DSCI 522 Lecture 6

Reproducible reports

Sky Sheng

📜 Recap from non-interactive scripts

Recap: What is __main__?

__name__ is a special built-in variable in Python. The value of __name__ depends on how the Python file is being executed:

  • When you run the script directly: _name__ == “main
  • When you import the script as a module: __name__ == the module’s name (filename without .py)

Try it out yourself! 👩‍💻

Let’s use the same repostiory as we have been using in the past 2 lectures:

  1. Clone the repository if you have not yet done so:
git clone https://github.com/skysheng7/DSCI522_data_validation_demo.git
  • If you already cloned this repository last time, please git pull to get the latest updates.
  1. You can open this folder with any IDE or your choice. You do not neccessarily need to do docker compose up to launch the container.

  2. Go to the scripts directory, and run the main_test.py script.

  3. Run the import_main_test.py script.

  4. Observe the outputs.

Run the scripts and observe how __name__ changes depending on how the script is being executed.

main_test.py script

print(f"__name__ is: {__name__}")

def my_function():
    print("Hello from my_function!")

if __name__ == "__main__":
    print("Running as main script")
    my_function()

import_main_test.py script

import main_test

Today’s topic: Reproducible reports

What You See Is What You Get (WYSIWYG) editors

Do you have any complains with Microsoft Word documents? 😅

Reproducible reports powered by code

  • You are very familiar with R Markdown & Jupyter already.

  • You might have used LaTeX in the past.

  • Today we will talk about Quarto! All of the slides, website you have seeen in this course are built with Quarto!
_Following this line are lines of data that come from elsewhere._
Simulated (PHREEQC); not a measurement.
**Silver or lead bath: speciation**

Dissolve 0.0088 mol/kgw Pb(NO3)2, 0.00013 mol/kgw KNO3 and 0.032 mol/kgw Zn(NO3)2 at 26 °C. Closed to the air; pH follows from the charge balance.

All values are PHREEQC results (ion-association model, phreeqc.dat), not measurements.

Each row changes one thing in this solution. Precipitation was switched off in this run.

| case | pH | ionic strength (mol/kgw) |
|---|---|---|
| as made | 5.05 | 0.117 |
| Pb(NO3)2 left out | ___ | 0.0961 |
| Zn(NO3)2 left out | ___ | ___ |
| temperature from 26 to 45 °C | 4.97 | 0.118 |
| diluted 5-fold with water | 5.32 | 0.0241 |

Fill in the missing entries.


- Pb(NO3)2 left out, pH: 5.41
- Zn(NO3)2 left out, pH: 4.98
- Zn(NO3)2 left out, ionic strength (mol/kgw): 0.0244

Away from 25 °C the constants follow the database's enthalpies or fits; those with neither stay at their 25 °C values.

    • Why we use Quarto over LaTeX? 🤔

Converting Jupyter Notebooks to Quarto

  1. Install quarto in your conda environment if you have not yet done so.
conda install quarto
  • Note: Please remember to redo conda lock of your enviornment, rebuild docker image after instaling quarto.
  • If you are running things locally, you may need to manually convert your conda enviornment to jupyter kernel:
python -m ipykernel install --user --name <conda_env_name> --display-name "Python (<conda_env_name>)"
  1. Convert your Jupyter Notebook to Quarto.
quarto convert notebook.ipynb

👩‍💻 Quarto demo

We will use this repository to demo Quarto today: https://github.com/UBC-MDS/dsci-522-individual-assignment-quarto-python

  • Quarto in RStudio
  • Quarto in VSCode

Tips for M3

Scripts:

  • At least 4 scripts, living in a folder with reasonable name (e.g., scripts).
  • README should document exactly how to run each in command line (in sequence).
  • All scripts should run, no error, no warning.
  • All output (e.g., plots, tables, artifacts) should be saved by code in the script.
  • Well organized, broken down into smaller scripts. Well documented, consistent namiing and documentation style.

Tips for M3

Reports:

  • No value should be hard-coded in the report.
  • All plots should be rendered properly, with proper size, font size, etc.
  • No code should be visible in the final rendered report.

Reproducibility:

  • Anyone with no knowledge of docker should be able to reproduce your results based on instructions in your README file.

🎯 Milestone grading policy update

  • In week 4, you will get the chance to make changes based on TA’s feedback. You will be able to get 50% of the points back for each question you lost marks for through M1-M3.

⭐️ Good luck with M3!